Labor Day traditionally marks the end of summer, but I’m not done yet.
In June, as I graduated, I proclaimed it the “Summer of Crysta.” I was going to spend as much time as possible outdoors and take full advantage of a summer with no schoolwork and plenty of free time.
Of course, the second I graduated I was sucked into plenty of new things. But I’ve still managed to have a very satisfying summer. I wish it didn’t have to end. While I echo Katie Leigh’s sentiment that some of the “best living” of this summer will remain unblogged, tucked into my memory and sure to conjure a smile even on the darkest winter day, here are a few highlights:
New bike: I bought a new bike in June and have been spending a lot of time on it. (Not enough, though.) It’s more comfortable than the 19-year-old ride it replaced, and it’s nice to have a fully functional piece of equipment.
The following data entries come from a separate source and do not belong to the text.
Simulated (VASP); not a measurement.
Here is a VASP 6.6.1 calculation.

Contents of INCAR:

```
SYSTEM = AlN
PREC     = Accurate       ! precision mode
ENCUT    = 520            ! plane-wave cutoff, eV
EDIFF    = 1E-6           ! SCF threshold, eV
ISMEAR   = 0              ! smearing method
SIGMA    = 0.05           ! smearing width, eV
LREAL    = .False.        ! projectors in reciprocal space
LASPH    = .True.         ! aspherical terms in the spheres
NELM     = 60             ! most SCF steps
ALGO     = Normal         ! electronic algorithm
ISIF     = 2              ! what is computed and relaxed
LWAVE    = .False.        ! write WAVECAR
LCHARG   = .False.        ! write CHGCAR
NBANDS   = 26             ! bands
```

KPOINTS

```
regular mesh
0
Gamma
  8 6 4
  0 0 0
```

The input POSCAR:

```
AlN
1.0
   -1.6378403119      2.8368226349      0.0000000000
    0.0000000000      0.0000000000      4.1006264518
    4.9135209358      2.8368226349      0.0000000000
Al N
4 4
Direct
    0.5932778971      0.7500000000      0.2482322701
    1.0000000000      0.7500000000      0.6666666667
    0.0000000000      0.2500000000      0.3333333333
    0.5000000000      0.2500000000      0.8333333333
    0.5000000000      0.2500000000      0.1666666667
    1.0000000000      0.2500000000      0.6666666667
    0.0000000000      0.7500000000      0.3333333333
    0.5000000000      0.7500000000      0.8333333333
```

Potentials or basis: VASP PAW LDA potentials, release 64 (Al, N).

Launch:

Concerts, concerts, concerts: I’ve attended at least a dozen outdoor concerts this summer, from the Wing Park Concert series to a rain-shortened 7th Heaven concert at Brewfest, to Wilco at Kane County Cougars Stadium and Death Cab for Cutie in Grant Park. There’s no better way to spend a summer evening. Two weeks ago, as the Wing Park Concert series ended with the US Air Force Mid-America Jazz Band, the breeze hinted at autumn, and the sunset much earlier, leading me to ride home in the dark. Great way to end the summer
Exploring: I’ve explored more this summer than any other (and I’m not done yet). I finally did the Devil in the White City Tour, discovering the gorgeous Wooded Isle in the process. (Despite living in Hyde Park for three years, I never knew it was there!) I went on a foodie tour of Bucktown and Wicker Park, sampling six restaurants with a heavy side of history. I’ve visited several forest preserves that I’d driven by for years, seeing owls and a buck and a turkey vulture.
Hammock time: My favorite purchase from last summer was the hammock that spans a good portion of my backyard. I can’t even count how many hours I’ve spent in it this summer, reading (for fun!) in the sunshine, or just watching the stars come out at night and feeling very small.
Reading: Now that I don’t have professors assigning mountains (or pounds) of reading material, I’ve been able to pick and choose what I read. I’ve been overwhelmed by the options and have several competing piles of “next to read” scattered around the house. So far, these are the ones I’ve completed:
This Side of Paradise – F Scott Fitzgerald – “I know myself, but that is all.” So very good.
The Myth of the Garage: And Other Minor Surprises – Chip & Dan Heath (available for free download) – This collection of essays from the authors of “Made to Stick” was full of interesting little tidbits and intriguing columns about the inevitability of $300 socks and why to trust your gut instead of your brain.
The Secret Life of Bees – Sue Monk Kidd – Quick novel, well-written and engaging.
The Big Short – Michael Lewis – I’ve been meaning to read this for at least a year. It was tough going, but interesting and gave me a new understanding for how our economy works – and how easily manipulated it is/was.
The Shipping News - Annie Proulx – I’d never thought much about Newfoundland and its people, but this bleak, raw, harrowing story of loss and loneliness opened my eyes.
Women of the Silk – Gail Tsukiyama – Fascinating look at women working in the textile industry in 1910s China. Girls were often sold into the factories to help their families make ends meet, and the story chronicles how they began to stand up for their independence.
Consider the Lobster (and other essays) – David Foster Wallace – My first foray into Wallace proved fascinating, with lots of food for thought about boiling lobsters, the defense of the English language, the adult film industry, and more.
The Girl with Curious Hair – David Foster Wallace – This collection of short stories contained the same fantastic writing as his non-fiction, but some of the stories were just…odd. I’m very glad I made the effort, though.
And I’m at various points in these:
Who Says Elephants Can’t Dance? – Lou Gerstner – Very interesting from my IBMer perspective.
Summer – Edith Wharton – one of my very favorite novels… as I bike through prairies, it always pops to mind
OK: The Improbable Story of America’s Greatest Word – Allan Metcalf – A history of a phrase? Why not?
The Innocents Abroad – Mark Twain. Twain spends a couple of months on a cruise around Europe. Hilarity ensues.
As summer winds down, I still have a couple more adventures tucked up my sleeve, and plenty of fresh tomatoes left to eat. What has your favorite part of the summer been? What’s still on tap?